The 14th Century Sufi poet Hafiz posed the following question:
“What’s the difference between your experience of existence and that of a saint?
The saint knows that the spiritual path is a sublime chess game with God, and that The Beloved has just made such a stupendous move, that the saint is tripping over joy, rolling over laughing and saying ‘I Surrender!’ Whereas my dear, I’m afraid you still think you have a thousand serious moves.”
Our ego hears the invitation to surrender and is stumped. “How do I do that?” Recently I was on the phone with a long-standing student I will call Angela who was courageously disengaging some of the deeper threads of her ego defenses as we all must in walking a genuine spiritual path. Our inquiry had brought her to meet some central ego underpinnings of how she had become disconnected from the love within herself. She was flooded with feelings of fear, deficiency, frustration and lack. She could see the historical imprints, the beliefs that formed, and how this played out in her life as painful patterns of sabotaging love. Although Angela could see intellectually that these self-images and the feelings were not objectively real, she was identified and therefore caught in a contracted painful place inside herself. In this Angela cried out, “what do I do now?” I replied, “Nothing at all. Just be here, resting undefended and open. Nothing you have to fix or get or do. Just opening, just softening, just allowing. See what’s really here.” It sounds so simple and on one level it is simple, but when any of us are caught in the grip of our ego identity, the practice of defenselessness can feel like being asked to let go into a bed of crushed glass. Unless we have a true container of support both within and without it feels impossible. Often we just bounce back up to the surface of our personality or try to work it out intellectually with our mind. “Give me some steps,” she said. I asked her what she would typically do when feeling this way. Quickly she outlined several strategies of disconnecting from her experience – the kinds of things perhaps you find yourself also doing: going to the fridge, turning on the TV, surfing the internet to buy something she did not really want or need, getting into a fight with someone, calling a friend to recount the story of how hopeless it all is, and keeping so busy to avoid having to feel much at all.
The Practice of Un-Do-Ism
“OK, here are your steps,” I said. I heard pen scratches down the telephone line as she diligently prepared to write what I was about to say:
1. See if you can not pick up any of those strategies for a moment.
2. See if you can relax the tendency to try to change or transform your experience in any way.
3. Just be here undefended for a moment and breathe. Sense your feet on the ground and notice how the earth holds you right now without any agenda. DO NOTHING. Just sit here.

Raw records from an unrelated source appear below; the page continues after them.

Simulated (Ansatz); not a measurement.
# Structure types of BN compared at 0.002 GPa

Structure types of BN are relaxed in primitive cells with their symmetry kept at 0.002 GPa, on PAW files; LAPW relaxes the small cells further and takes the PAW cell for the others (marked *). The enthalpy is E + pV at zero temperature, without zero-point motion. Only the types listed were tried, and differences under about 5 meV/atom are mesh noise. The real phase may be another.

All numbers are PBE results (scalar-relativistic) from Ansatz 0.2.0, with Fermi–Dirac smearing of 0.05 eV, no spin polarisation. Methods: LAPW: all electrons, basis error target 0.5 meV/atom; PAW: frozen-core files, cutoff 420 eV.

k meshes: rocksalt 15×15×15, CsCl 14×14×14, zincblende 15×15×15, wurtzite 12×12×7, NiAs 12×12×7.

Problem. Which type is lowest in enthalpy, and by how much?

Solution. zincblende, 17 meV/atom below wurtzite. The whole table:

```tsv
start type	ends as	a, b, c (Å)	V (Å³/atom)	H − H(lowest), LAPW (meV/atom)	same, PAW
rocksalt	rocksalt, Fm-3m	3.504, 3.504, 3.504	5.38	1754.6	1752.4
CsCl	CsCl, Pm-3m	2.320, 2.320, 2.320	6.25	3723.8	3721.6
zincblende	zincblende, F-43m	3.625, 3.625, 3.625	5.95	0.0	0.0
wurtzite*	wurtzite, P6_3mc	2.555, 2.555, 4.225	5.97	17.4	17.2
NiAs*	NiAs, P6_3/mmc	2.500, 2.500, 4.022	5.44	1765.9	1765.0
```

4. See if you can be curious about what this experience really is, see if there is anything new to see here. 5. See who this is happening to. These five steps guide us into the beginning of self-inquiry in the midst of an ego knot. Known in India as Jnana yoga it is thought to be the most direct path for self-realization, but also the hardest. Genuinely turning within to penetrate in and through the ego mind to the depths of presence within feels hard because it brings us very quickly to the edges of what we know ourselves to be. While we may complain about our suffering, we are attached to it because our ego worships familiarity more than anything else. Self-inquiry invites us to dive in and through our direct experience, whatever that happens to be, and do nothing. This is HOW surrender happens. It is not something we do, rather it happens when we relax our usual egoic doing. Initially it feels confounding. The moment we relax our usual ego strategies to reject something or grasp for something preferable, we meet our sense of disconnection itself. This usually feels like being cut off from love, strength, capacity, peace, joy, and support. We feel like a young child – scared, alone, insufficient and not knowing what to do – and then judge ourselves for our state. How can we open rather than revert to our usual defensive strategies in a moment like this if we don’t have a spiritual guide holding space for us? What CAN we do that supports surrender?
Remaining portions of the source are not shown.